Speed of horizontal flip

Thu Apr 2 17:14:28 PDT 2015

On 3/04/2015 4:27 a.m., John Colvin wrote:
> On Thursday, 2 April 2015 at 11:49:44 UTC, Rikki Cattermole wrote:
>> On 3/04/2015 12:29 a.m., John Colvin wrote:
>>> On Thursday, 2 April 2015 at 09:55:15 UTC, Rikki Cattermole wrote:
>>>> On 2/04/2015 10:47 p.m., Rikki Cattermole wrote:
>>>>> On 2/04/2015 2:52 a.m., tchaloupka wrote:
>>>>>> Hi,
>>>>>> I have a bunch of square r16 and png images which I need to flip
>>>>>> horizontally.
>>>>>>
>>>>>> My flip method looks like this:
>>>>>> void hFlip(T)(T[] data, int w)
>>>>>> {
>>>>>>   import std.datetime : StopWatch;
>>>>>>
>>>>>>   StopWatch sw;
>>>>>>   sw.start();
>>>>>>
>>>>>>   foreach(int i; 0..w)
>>>>>>   {
>>>>>>     auto row = data[i*w..(i+1)*w];
>>>>>>     row.reverse();
>>>>>>   }
>>>>>>
>>>>>>   sw.stop();
>>>>>>   writeln("Img flipped in: ", sw.peek().msecs, "[ms]");
>>>>>> }
>>>>>>
>>>>>> With simple r16 file format its pretty fast, but with RGB PNG
>>>>>> files (2048x2048) I noticed its somewhat slow so I tried to
>>>>>> compare it with C# and was pretty surprised by the results.
>>>>>>
>>>>>> C#:
>>>>>> PNG load - 90ms
>>>>>> PNG flip - 10ms
>>>>>> PNG save - 380ms
>>>>>>
>>>>>> D using dlib (http://code.dlang.org/packages/dlib):
>>>>>> PNG load - 500ms
>>>>>> PNG flip - 30ms
>>>>>> PNG save - 950ms
>>>>>>
>>>>>> D using imageformats
>>>>>> (http://code.dlang.org/packages/imageformats):
>>>>>> PNG load - 230ms
>>>>>> PNG flip - 30ms
>>>>>> PNG save - 1100ms
>>>>>>
>>>>>> I used dmd-2.0.67 with -release -inline -O
>>>>>> C# was just with debug and VisualStudio attached to process for
>>>>>> debugging and even with that it is much faster.
>>>>>>
>>>>>> I know that System.Drawing is using Windows GDI+, that can be
>>>>>> used with D too, but not on linux.

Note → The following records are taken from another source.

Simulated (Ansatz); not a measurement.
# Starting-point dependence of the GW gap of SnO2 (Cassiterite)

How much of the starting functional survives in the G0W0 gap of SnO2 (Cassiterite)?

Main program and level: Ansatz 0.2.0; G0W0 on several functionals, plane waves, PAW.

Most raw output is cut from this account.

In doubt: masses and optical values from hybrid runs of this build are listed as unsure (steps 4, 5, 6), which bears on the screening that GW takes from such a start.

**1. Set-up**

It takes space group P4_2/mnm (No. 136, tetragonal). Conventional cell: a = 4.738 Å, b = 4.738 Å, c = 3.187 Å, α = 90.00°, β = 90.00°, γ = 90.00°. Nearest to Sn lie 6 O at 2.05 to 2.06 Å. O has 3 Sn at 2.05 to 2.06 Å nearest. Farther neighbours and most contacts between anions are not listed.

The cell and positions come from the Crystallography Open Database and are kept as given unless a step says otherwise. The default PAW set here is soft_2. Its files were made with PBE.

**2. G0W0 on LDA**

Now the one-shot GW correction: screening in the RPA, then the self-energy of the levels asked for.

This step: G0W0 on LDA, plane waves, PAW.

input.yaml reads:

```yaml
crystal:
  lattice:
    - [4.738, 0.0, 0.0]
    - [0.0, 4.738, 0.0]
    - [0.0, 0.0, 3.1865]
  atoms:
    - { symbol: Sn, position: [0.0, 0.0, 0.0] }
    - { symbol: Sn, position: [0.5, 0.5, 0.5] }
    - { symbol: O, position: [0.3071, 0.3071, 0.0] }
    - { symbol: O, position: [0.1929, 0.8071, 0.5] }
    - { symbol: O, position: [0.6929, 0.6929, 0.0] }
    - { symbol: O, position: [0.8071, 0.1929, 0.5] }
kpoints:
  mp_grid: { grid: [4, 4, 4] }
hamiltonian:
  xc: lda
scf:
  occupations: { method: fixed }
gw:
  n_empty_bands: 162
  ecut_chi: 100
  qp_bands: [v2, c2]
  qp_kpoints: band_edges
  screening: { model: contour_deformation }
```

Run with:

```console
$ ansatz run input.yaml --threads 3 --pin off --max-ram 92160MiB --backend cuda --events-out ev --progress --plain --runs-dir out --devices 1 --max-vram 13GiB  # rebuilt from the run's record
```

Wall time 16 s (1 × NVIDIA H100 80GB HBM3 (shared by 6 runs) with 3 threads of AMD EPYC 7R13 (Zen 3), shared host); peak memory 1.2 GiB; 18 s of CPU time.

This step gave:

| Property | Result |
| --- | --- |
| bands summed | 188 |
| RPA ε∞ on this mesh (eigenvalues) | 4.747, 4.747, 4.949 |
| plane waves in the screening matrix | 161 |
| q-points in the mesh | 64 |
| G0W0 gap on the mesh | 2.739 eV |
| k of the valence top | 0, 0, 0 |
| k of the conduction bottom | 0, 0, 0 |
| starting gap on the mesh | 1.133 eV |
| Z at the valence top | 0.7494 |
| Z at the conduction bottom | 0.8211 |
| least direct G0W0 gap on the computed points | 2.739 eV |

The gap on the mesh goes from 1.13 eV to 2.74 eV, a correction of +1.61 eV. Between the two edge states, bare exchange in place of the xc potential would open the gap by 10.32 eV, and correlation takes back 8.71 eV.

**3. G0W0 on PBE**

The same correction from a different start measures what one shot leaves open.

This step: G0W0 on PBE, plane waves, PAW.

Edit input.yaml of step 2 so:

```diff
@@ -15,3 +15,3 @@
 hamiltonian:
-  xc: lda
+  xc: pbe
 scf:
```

>>>>>> If we ignore the PNG loading and saving (didn't tried libpng
>>>>>> yet), even flip method itself is 3 times slower - I don't know D
>>>>>> enough to be sure if there isn't some more effecient way to make
>>>>>> the flip. I like how the slices can be used here.
>>>>>>
>>>>>> For a C# user who is expecting things to just work as fast as
>>>>>> possible from a system level programming language this can be
>>>>>> somewhat disappointing to see that pure D version is about 3
>>>>>> times slower.
>>>>>>
>>>>>> Am I doing something utterly wrong?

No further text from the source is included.